We honor criminals before police and victims of the crimes they commit.
12
You’re wrong. At the intersection of North and South, St Louis has a lot of activists and is a very diverse metro. The metro is 18% African American, and the City of St Louis is only the inner 1/10 of the metro. It is 48% African American and that percentage is going down as affluent black kids move to the suburbs and other ethnic groups and millennial move to the core. The large Muslim Bosnian community growing rapidly in the City is awesome and revitalizing the South side. St Louis City is Democratic and the 1 million in the separate St Louis County are mostly Democratic.
3
Crime in St. Louis is generally relegated to only some neighborhoods and is very easy to avoid. I lived there for more than a decade (in the city limits) and never had an incident of any kind. Similarly, there are many truly awful schools but also some excellent schools, both public and private.
St. Louis is really a tale of two cities - if you live in the safe part, it’s a great city. I wouldn’t want to live in the dangerous parts. And that is what allows the situation there to fester. It’s very easy to live your life and enjoy all the great things that St. Louis has to offer without ever encountering crime, poverty, etc.

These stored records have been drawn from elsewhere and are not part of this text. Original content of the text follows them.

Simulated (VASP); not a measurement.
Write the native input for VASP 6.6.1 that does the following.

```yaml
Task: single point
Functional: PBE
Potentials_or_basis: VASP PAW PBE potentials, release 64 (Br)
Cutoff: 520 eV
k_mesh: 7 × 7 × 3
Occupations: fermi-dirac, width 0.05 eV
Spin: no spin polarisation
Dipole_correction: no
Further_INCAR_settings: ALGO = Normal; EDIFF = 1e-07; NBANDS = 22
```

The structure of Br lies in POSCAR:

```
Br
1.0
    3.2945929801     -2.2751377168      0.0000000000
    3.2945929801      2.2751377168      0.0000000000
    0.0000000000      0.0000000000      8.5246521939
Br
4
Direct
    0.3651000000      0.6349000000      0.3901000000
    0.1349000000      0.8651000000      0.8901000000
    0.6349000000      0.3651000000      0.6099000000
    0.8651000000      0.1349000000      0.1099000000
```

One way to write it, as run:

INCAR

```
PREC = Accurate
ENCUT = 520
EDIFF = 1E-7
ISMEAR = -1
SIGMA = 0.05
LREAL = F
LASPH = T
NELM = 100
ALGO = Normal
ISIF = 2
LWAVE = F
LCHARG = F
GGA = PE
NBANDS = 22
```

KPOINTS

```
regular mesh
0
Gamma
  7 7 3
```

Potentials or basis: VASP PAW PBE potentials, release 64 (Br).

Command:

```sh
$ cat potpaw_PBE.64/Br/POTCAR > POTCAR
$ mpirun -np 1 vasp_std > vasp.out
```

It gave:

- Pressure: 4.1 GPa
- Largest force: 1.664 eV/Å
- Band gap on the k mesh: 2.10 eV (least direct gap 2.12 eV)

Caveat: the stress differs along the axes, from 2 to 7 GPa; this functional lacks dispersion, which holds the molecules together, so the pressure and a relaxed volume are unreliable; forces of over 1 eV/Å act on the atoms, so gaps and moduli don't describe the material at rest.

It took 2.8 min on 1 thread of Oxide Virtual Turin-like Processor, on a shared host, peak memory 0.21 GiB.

I’m generally liberal but pro-law enforcement. I only ever had good experiences with police in St. Louis, but I was very troubled to read about how aggressive their tactics have been during this round of protests. I’d like to see a more relaxed response, (though I wholeheartedly approve of preventing protestors from blocking the interstate).
I love that city, and I believe there’s a path forward there. I hope people can come together and find it.